New Jersey Shows Some Job Gains, but Unemployment Stuck at 9.1 Percent
December 15th, 2011 | by Deborah Howlett | Published in NJPP Blog: As a Matter of Fact ...
The Department of Labor crows a little bit today in its regular monthly release of employment data, touting private employment as “sharply up” for the month of November, with a gain of 10,000 private sector jobs over October. For the year, the report says, the state has gained more than 51,000 private sector jobs, almost entirely in the low-paid service sector.

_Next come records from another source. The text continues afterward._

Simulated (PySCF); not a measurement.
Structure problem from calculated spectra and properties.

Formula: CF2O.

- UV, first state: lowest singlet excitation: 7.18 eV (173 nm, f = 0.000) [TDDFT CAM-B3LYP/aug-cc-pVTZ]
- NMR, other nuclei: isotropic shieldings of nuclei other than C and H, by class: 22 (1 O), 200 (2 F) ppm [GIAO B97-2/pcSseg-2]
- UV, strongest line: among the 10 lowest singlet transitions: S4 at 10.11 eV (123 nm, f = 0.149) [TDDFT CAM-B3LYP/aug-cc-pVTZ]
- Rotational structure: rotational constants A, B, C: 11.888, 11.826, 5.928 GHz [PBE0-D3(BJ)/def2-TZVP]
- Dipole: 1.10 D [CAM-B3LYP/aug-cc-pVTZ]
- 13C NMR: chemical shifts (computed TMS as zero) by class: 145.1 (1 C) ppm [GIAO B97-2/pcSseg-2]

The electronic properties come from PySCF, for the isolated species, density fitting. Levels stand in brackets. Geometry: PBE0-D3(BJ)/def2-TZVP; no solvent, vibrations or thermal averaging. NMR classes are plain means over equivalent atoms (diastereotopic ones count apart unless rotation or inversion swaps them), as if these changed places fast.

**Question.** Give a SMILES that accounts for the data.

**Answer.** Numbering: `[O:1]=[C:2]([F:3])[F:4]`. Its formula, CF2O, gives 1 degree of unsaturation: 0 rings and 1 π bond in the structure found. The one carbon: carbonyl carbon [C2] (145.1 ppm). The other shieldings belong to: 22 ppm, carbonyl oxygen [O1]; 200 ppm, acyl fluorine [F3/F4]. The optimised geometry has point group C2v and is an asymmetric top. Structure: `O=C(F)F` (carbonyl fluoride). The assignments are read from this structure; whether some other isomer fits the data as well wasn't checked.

“November’s brisk pace of hiring shows that New Jersey’s employers have shaken off the effects of the unusual weather of the past few months and anticipate increased consumer spending,” Charles Steindel, Chief Economist for the New Jersey Department of Treasury, says in a statement.
Beneath that bottom line, however, unemployment in New Jersey remains persistently high.
Despite the modest private sector gains (mainly in seasonal retail jobs), the Department of Labor reports that the state unemployment rate remained unchanged in November at 9.1 percent — even as the U.S. rate fell for the third month straight, to 8.6 percent.
Further, the total of 3.9 million non-farm jobs reported in the data means that nearly 200,000 fewer New Jerseyans are working now than were working in 2007, before the economy tanked. At the rate of 51,000 jobs a year, it will take another four years before employment returns to pre-recession levels.